Tag Archives: love
Aside

A fathers fight

15 Jun
Happy Fathers day

Happy Fathers day

Today’s Fathers day and I’ve received numerous calls and texts wishing me a “Happy Fathers day.”  I appreciate them all but at the risk of sounding ungrateful they make me sad.  Truth is I’m dealing with a battle a battle to be a father, which is a shame because I think I’m a damn good one.  I maybe far from perfect I make mistakes but I try to be the best I can for my girl.  However her mother doesn’t see it that way.  I’m not going to use this as a forum to bash her we have our differences and sadly my daughter is stuck in the middle.  Therefore this fathers day is not the happy one it should be for me.

I dont need to be congratulations or to be commended for the job I’ve done as a father.  Its my duty, one I take on with honor and do with love.  I’ll never understand how someone can just abandon a child, I’ll go to war for my little girl.  No one can push me out her life let alone myself willingly give up that right.  When she say’s “Daddy I love you”, “Daddy I miss you”, “Call me tonight daddy” it melts my heart like no other persons words ever can.

That alone is motivation to fight on, to be in her life.  If you have a child don’t put them at odds with the other parent.  Mothers do not use them as pawns to move and navigate to get what you want.  Fathers do not take out the anger you have towards a bad relationship on them.  Our kids are innocent all they want is a parents love and if you are fortunate enough to have someone who wants to be in the picture for child do not deny them that right.   In the end kids will grow and they’ll determine who their parents are for themselves.

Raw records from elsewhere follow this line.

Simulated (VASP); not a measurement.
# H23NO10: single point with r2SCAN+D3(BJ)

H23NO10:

When its all said and done only one person can judge me as a father.  Not the courts, my friends, parents, or her mother.  The only opinion that matters is that of my child.  One day she’ll be old enough to look back at me as a father and I am confident she’ll be able to say “Happy Fathers day” with pride and love.

I leave you with these words I wrote on her birthday

On this day five years ago my daughter was born. During her life I’ve learned and grown. Nothing stands out more than my ability to endure. I thought I was a zero but on this day I became a superhero. No xray vision, I cant fly above. My only super power is a father’s love.

 

Being dumped

23 May

Image

I’m heart broken…

Nothing quite hurts like someone breaking up with you.  It happened to me.  I was such a fool I didn’t even see it coming.  Not sure if it would make it any easier because this relationship was special to me.  We’ve been together for years so it hurts, it hurts real bad but I choose to share my pain with you… 


My barber informed me he will no longer cut my hair. I’ve never been dumped before. Do I watch ROM COM’s and eat ice cream? I’m already lost without him, I’d hate for another to touch me. It won’t feel right! His hand was gentle, steady and knew his way around my head like no other.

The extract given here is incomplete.